Becoming whole is a lifelong process. It is finding and embracing the new self and forgetting what you learned to be. In my book, Remember Who You Are, I describe the seven stages of seeking and claiming your Spirit Self.
Since one of my favorite personal growth tools is the map (in my counseling/life and love coaching practice, I’ve discovered that the structure or model of a map helps many people describe their feelings), I want to help you build one.
In this article, I provide an overview of the stages of claiming your spirit self and questions to help you build a map that will reveal where you are on the journey of finding your true self — and discover where you want to go next.
1. Forgetting or losing the connection to essential spiritual self.
This happens when we enter the physical world at birth. We develop a personality that allows us to adapt to our circumstances — familial and cultural. This original self is rarely remembered, although at times we catch glimpses of it.
Moments of unexpected grace — falling in love, acting from instinctive certainty rather than fear — are reminders. We reconnect with our essence, too, when our senses are moved by the natural world around us.
2. Remembering is the key to most world religions and to spiritual experience.
It may be prompted by a thought, a poem, a luminous dream, a dramatic event such as a mystical experience, or any transition or change. In whatever way we are awakened, we are reminded for a moment of a different realm of existence with its own truth. Such revelations often signify the beginning of the journey back to our true essence.
3. Exploring spiritual ideas and religious practices moves us toward an awareness of remembering.
We participate in traditional and unfamiliar forms of prayer or attend retreats and seminars. We explore the revival of spirituality through books and even pilgrimages to sacred sites — whatever “sacred” means to you.

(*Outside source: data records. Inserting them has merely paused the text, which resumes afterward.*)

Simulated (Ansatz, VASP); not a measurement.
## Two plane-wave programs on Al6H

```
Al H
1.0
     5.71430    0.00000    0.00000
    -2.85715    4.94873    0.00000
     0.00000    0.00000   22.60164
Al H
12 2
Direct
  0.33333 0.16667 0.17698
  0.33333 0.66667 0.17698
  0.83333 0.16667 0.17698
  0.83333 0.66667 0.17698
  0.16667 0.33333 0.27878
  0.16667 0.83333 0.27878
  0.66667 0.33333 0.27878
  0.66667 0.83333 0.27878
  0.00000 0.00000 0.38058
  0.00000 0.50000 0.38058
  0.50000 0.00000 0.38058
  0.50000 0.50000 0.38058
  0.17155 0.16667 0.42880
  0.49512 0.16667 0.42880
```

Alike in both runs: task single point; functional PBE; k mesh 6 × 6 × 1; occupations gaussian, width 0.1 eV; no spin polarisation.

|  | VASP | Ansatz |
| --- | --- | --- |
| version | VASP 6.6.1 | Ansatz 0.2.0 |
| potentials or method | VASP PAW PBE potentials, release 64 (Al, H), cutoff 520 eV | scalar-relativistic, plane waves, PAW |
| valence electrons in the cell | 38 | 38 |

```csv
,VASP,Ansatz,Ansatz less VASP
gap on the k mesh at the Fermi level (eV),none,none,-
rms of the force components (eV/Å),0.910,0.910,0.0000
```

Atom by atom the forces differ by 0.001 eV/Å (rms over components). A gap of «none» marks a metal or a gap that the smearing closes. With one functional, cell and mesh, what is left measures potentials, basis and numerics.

4. Practicing allows us to begin using rituals that keep us in alignment with our spiritual path each day.
Some traditions use ceremonies, liturgies, prayers, or meditation at a specific time and place; some embrace a lifestyle that is its own kind of practice.
Without practice, the treasures we find in exploring will lose their light and promise. With practice, the spiritual can intertwine with the everyday, changing our sense of the world and ourselves in fundamental ways.
5. Shadows on the path reflect obstacles that inevitably confront us, as our spiritual exploration veers into the world of emotions and innermost thoughts.
We may feel grief for all the time we have lost to ego-driven choices. These shadows can also take the form of difficulties in our relationships with others, as we try to communicate what we are discovering. Our friends and loved ones may not understand — or may even be threatened — by who we are becoming as we recognize our true nature.
6. Reclaiming is that stage in which we begin to recognize and trust those things that have meaning for us.
At this point, we take hold of the direction of our lives, both inside and out. We work harder to be honest with others and ourselves. We are more accountable for our actions. Sometimes we are even able to challenge others and ourselves with more ease and less judgment, feeling greater compassion for our common human condition.
At the end of most stories about a sacred journey, the voyager returns with hard-earned wisdom and many gifts for his or her community. We may find ourselves in the same external circumstances where work and relationships are concerned but standing on different soil, seeing everything through new eyes.
7. Acceptance is less of a stage and more of a condition woven throughout the stages.
It is the knowledge that we never completely “arrive.” We are always on the path. We are always forgetting, remembering, exploring, practicing, integrating, and then forgetting again.
Acknowledging this, we learn to accept the inevitability of lapsing into old responses and our previously limited perspective. We develop more patience and empathy, more humor about our human fragility, and greater tolerance for the journey of finding our way back. That, after all, is life.
How to Start Your Search
1. Ask yourself if “soul” is different than “spirit.” It is important that you have your own unique definition for these essential words.
2. Create your own definition of spirit. Pay attention to what makes sense to you.
3. Ask yourself what it means to you to remember who you are. What qualities do you consider to be a part of your soul self?
4. Look at pictures of yourself as a child that reflect what you interpret to be your essential qualities. Describe what you see in your activities, body, or eyes that recalls these fundamental spirit qualities.
5. Familiar childhood stories teach that we must leave home to find home; the happy ending requires us to heal ourselves and find our own internal truth. Sleeping Beauty wakes up, Pinocchio becomes a real boy, and Dorothy returns to Kansas, discovering that what she sought was in the place she left.
Remember a journey you took in which you had to leave your outer life to discover a part of your inner self. Meditate on that journey.
The late Angeles Arrien once told me about a Native American folk tale that claims each person is born into this world with a special song that is his or hers alone. My hope is that articles and books such as this; publications like mbg; and practices including yoga, meditation, and attempting to live and love in a complete, authentic way will guide us each to our unique song and will inspire us to bring its music into this world.